Tuesday 27th October 2020
quotequote all
Interesting read.

https://t.co/xjy2RZ7KTQ

Essentially it splits the nation down into types, tribes if you like, eg Progressive Activists, Civic Pragmatists, Disengaged Battlers, Established Liberals, Loyal Nationals, Disengaged Traditionalists, Backbone Conservatives.

Progressive Activists, 13% of population, utterly dominant on social media, as Goodwin summarises on Twitter


Matt Goodwin said:
Fascinating look at Britain's "progressive left"

13% of population
middle-aged & well-off
Guardian + Channel 4
prioritise inequality & climate
anti-Brexit
focused on historic injustice
most likely to shout on social media
least proud of being British
Plenty more food for thought in the download, all 268 pages of it. amongst other things it really does demonstrate why Twitter etc is just not representative of society as a whole.





FiF

Original Poster:

44,100 posts

251 months

Tuesday 27th October 2020
quotequote all
Vanden Saab said:
catweasle said:
B'stard Child said:
Murph7355 said:
Dog Star said:
...
On FB I have lefty friends and they post incredible amounts of political stuff - some of it is simply raving and raging - some profiles seem to exist to just post fifty links a day to Guardian articles, oh-so-funny anti-Tory memes.
...
Can't you just defriend Unknown User?
rofl
Oh my days!
rofl
rofl

FiF

Original Poster:

44,100 posts

251 months

Tuesday 27th October 2020
quotequote all
Lord Marylebone said:
Matt Goodwin said:
Fascinating look at Britain's "progressive left"

13% of population
middle-aged & well-off
Guardian + Channel 4
prioritise inequality & climate
anti-Brexit
focused on historic injustice
most likely to shout on social media
least proud of being British
Interesting thread.

I sort of fit those categories above, apart from 'shouting on social media'. I rarely post on Facebook/Instagram and never is it anything political. As for Twitter, I only read stuff on there occasionally, never post. I save any political discussion for PH.

Barely any of my friends on Facebook post anything political. But when they do, it generally seems to be split 50:50 in terms of either being right-wing or left-wing depending who it is, but as I said, it's fairly rare.

I suppose thats the point really, social media is what you make it. You will only see the stuff posted by friends, and if all you follow is left wing/right wing (delete as appropriate) people then that is all you will see.
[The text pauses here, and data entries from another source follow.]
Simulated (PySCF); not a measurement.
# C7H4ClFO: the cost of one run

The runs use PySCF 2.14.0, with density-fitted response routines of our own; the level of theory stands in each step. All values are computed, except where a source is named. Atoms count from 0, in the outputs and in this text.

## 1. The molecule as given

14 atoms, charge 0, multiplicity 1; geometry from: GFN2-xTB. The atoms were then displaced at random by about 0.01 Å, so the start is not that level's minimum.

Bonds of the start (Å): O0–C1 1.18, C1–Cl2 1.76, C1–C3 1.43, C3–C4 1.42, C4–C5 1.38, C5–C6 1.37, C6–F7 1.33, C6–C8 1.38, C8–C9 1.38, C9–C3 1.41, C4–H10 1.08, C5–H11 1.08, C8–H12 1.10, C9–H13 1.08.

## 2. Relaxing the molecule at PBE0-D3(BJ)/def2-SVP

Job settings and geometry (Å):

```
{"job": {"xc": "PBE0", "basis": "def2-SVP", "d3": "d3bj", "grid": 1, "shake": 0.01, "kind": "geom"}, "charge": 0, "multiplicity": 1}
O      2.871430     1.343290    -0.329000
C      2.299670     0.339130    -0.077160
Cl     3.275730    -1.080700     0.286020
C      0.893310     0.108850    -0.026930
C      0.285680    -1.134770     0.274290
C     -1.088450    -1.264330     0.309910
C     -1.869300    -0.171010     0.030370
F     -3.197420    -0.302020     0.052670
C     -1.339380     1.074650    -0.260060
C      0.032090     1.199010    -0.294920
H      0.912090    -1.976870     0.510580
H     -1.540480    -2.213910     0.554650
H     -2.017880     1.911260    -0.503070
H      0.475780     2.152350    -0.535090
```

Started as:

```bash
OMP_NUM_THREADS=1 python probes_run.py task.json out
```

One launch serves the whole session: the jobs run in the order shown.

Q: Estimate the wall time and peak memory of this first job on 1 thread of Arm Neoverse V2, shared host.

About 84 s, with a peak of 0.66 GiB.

If someone regularly posted political stuff on Instagram and Facebook I would unfollow/unfriend them anyway.
Must admit I expected folks to pick up on some of the other categories as balance.

Eg Loyal Nationalists
Mail and Sun
Pro Brexit
Proud of Britain and history
Lean left on economics
Moved to vote Conservative recently
Worried about wokeness.

FiF

Original Poster:

44,100 posts

251 months

Wednesday 28th October 2020
quotequote all
Timberwolf said:
The big difference with Pistonheads is it's a special interest forum and by and large if I stay out of NP&E and don't spend too long in any threads with the word "cyclist" in the title I can end up none the wiser what anyone believes politically. Whereas modern social media bases everything on the person rather than the topic, so you can't follow someone's interesting bearding about E39 tyre pressure monitoring systems without also being along for the ride around their views on local councils, incandescent lightbulbs and cafés putting the beans in a separate porcelain pot so you don't get bean juice all over your breakfast.

A subtle distinction I think people are missing from this is it's not that social media is dominated by progressive activists, it's that the political content is. It's not that (say) your civic pragmatists aren't participating at all, it's that they'll check up on family and post a few photos of the driveway cake sale without half a dozen angry political memes. It's made worse by the algorithms, which show you this stuff disproportionately because people can't help wading in to defend their point of view and constantly revisiting the same post/thread/etc. for lots of lovely engagement.

(Again, PH doesn't suffer so from this due to the special interest nature: it doesn't want to advertise me political parties and opinionated newspapers while I'm all riled up and angry at people, it wants to sell me an old Mercedes and the number of several specialist motor factors while I'm browsing the bargain barge thread.)

One thing I have found to make a massive improvement to Twitter in particular is the moment someone starts doing that irritating thing of reposting things to go "look what they're saying now!" then just unfollow them. I don't mind too much reading people's views (left or right) when they're reasonably put and logically follow from knowledge and experience, but that habit of endlessly quoting things which have been created purely to be controversial winds me up no end - more in fact than the controversial statements themselves.
This is a very reasonable post I feel. Particularly like the comment about avoiding any thread with cyclist in the subject, plus there are others one could mention. As for NP&E numerous threads that just are not worth the engagement in the first place, and the ones that are you quickly learn the contributors to be avoided.

As for Twitter, best tactic is not to Tweet, yes it's keeping head below parapet, but it avoids the pile on from a certain element. Agree on the tactic of unfollowing people, though with the way SM works you sometimes see stuff from folks not followed and the only way then is to block or mute the asshats. It usually helps if they have a lot of stuff after their Twitter handle, #FBPE is usually a starting indicator, but I accept that's just my bias.

What's interesting is that SM output can flag up certain people that previously thought to gave their head screwed on the right way, suddenly you find they can be a moron in some areas, viz James Delingpole, unfollowed and muted. Accepted that goes against the premise that you should read stuff, eg papers and books, that are contrary to personal views in the interest of balance and avoiding echo chambers, but some stuff is just beyond the pale.